10 - Sir Stanley Whitehead Park
A walk for the fit and agile with great views of Nelson City and Tasman Bay.
Time: 2 1/2 - 3 hours
Area: Nelson East
Start Location: Branford Park, approximately 500m on the left from start of Maitai Valley Road
Download the Sir Stanley Whitehead Park map (77KB PDF)
Route directions
Take the track on the left that is signposted 'Centre of NZ'. Follow the signs up the Botanical Hill to the summit with views to the east up the valley to The Doubles. Interpretive panels here pinpoint geographical landmarks and the view sweeps from the Brook Valley, across the city to the port, with Tasman Bay and the Western Ranges as a backdrop to the city.
Leave the summit by the asphalt path on the right to the green park bench, and take the third option on your left which is signposted 'Sir Stanley Whitehead Park'. Sir Stanley Whitehead was a Nelson MP from 1957 - 1976.
Climb up the gravel track to the kissing gate and follow the track on around the eastern hills. There are excellent views of Port Nelson, Australasia's biggest fishing port; The Wood where early Italian immigrants built the glasshouses which gave Nelson its reputation for tomatoes; and Neale Park where the afternoon sea breeze makes for great kite flying.
Go through another kissing gate about 500m along the track and continue along to a third kissing gate where you can rest on a seat before making the descent. About 50m past this point, take the track to the left signposted 'to Atawhai Drive'.
This track will bring you out to some houses on Whitehead Place where you can continue down through the Walters Bluff subdivision on to Atawhai Drive or keep going down along the track, coming directly out on to Atawhai Drive opposite Founders Park.
Walters Bluff takes its name from Sir Walter Nash, Labour Prime Minister in the 1950s, who promised a railway tunnel would start at this point to link Nelson with Blenheim.
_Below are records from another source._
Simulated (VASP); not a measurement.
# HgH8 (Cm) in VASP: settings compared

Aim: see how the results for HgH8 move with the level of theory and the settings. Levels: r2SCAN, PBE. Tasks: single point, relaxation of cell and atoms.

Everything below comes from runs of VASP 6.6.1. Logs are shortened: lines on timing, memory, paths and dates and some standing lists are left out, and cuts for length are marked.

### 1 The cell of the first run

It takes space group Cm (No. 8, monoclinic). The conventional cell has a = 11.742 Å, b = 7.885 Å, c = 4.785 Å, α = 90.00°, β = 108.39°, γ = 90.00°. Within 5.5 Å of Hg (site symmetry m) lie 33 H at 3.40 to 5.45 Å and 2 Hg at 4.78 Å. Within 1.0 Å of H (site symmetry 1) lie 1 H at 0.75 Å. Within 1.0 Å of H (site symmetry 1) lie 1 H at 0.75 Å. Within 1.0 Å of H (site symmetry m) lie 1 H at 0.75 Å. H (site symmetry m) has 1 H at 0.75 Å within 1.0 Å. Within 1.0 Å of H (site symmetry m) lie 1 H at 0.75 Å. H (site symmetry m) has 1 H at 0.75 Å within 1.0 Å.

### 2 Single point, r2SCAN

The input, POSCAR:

Another railway link is commemorated by Davies Drive - named for Sonia Davies who was part of the famous women's sit-in to stop the Nelson railway being pulled up in 1955, and who went on to become a city councillor and later MP for Pencarrow.
Now on Atawhai Drive, you can chose to visit the Miyazu Gardens, or take in Founders Heritage Park. Make your way back along Atawhai Drive and Milton Street to the Botanics. Cross the field to take the right track around the southern side of the hill which will return you to the Maitai Valley. Turn left here and walk back to your start point at Branford Park.